Did The Feds Intentionally “Throw” The Case Against The Bundy Gang?

November 5, 2016
Ammon and Ryan Bundy

Ammon and Ryan Bundy

Did the Feds throw the case against the Bundy Welfare-cowboy gang in a bid to cast a wider dragnet?

The first seven participants in last winters takeover of an Oregon wildlife refuge were cleared of conspiracy charges in a spectacular court decision that included the take-down and tasering of one of the attorneys.

Ammon and Ryan Bundy along with five other occupiers were released when the State could not prove a clear case of conspiracy. According to The Seattle Times (11-5-16) One juror stated that the prosecutors simply could not make a case of intent to violate the law. On its face, that seems outrageous. The 41-day siege included destruction of public property, posting of armed guards, the use of federal buildings and equipment, and other clear violations.

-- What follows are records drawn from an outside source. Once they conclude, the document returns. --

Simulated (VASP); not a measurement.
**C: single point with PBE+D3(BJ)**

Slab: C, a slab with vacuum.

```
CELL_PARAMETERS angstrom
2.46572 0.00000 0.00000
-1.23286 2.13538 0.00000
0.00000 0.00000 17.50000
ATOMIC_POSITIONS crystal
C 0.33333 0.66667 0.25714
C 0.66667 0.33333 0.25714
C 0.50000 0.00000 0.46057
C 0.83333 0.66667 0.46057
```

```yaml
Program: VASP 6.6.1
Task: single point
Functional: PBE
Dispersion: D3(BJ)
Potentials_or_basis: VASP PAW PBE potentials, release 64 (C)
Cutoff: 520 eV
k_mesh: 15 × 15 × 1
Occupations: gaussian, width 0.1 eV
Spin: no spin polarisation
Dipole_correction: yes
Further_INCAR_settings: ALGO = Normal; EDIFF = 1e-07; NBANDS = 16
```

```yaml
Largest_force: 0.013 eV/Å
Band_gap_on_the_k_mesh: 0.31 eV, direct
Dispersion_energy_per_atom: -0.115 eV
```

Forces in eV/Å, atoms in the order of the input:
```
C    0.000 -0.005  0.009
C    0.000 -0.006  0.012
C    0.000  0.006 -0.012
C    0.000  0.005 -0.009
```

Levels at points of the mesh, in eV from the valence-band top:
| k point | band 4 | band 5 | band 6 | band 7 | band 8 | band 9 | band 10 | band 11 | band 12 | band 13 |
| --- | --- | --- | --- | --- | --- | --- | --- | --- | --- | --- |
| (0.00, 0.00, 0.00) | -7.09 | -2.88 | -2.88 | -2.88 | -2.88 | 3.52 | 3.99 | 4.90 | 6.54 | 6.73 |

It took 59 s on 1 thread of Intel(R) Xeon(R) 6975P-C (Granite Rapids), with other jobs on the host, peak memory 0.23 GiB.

The stand-off ended shortly after one occupier, Lavoy Finicum was shot to death in an ambush by an FBI hit team on January 26th. Controversy surrounds this event, with video from Finicum’s passenger showing clearly that the FBI shot out the truck’s windows, Finicum exiting with his hands raised and then being shot to death. Here is an important link with embedded video of the incident:

Federal judge: Possible misconduct by FBI in LaVoy Finicum shooting irrelevant to defense in Oregon standoff case


So with this much controversy and an estimated $4.3 million in costs to taxpayers – how were the Bundy’s and their accomplices cleared of charges, as well as the Feds in the Finicum shooting?
Conventional thought suggests that the prosecution should have set their sights lower with simple destruction of Federal property or a similar charge.
But perhaps there is more to the motivation of the Government rather than incompetent prosecution. For instance: 9 of the 15 defendants being tried were FBI informants. That’s right, there were more FBI plants in the self-styled militia than actual “protesters”. From oregonlive.com:

Defense rests with witness confirming he was FBI informant and ran occupation’s shooting range



Defense lawyers rested in the Oregon standoff case Monday after they called a witness who confirmed he was an informant for the FBI and acknowledged that he infiltrated the occupation of the Malheur National Wildlife Refuge and supervised the shooting range for several days.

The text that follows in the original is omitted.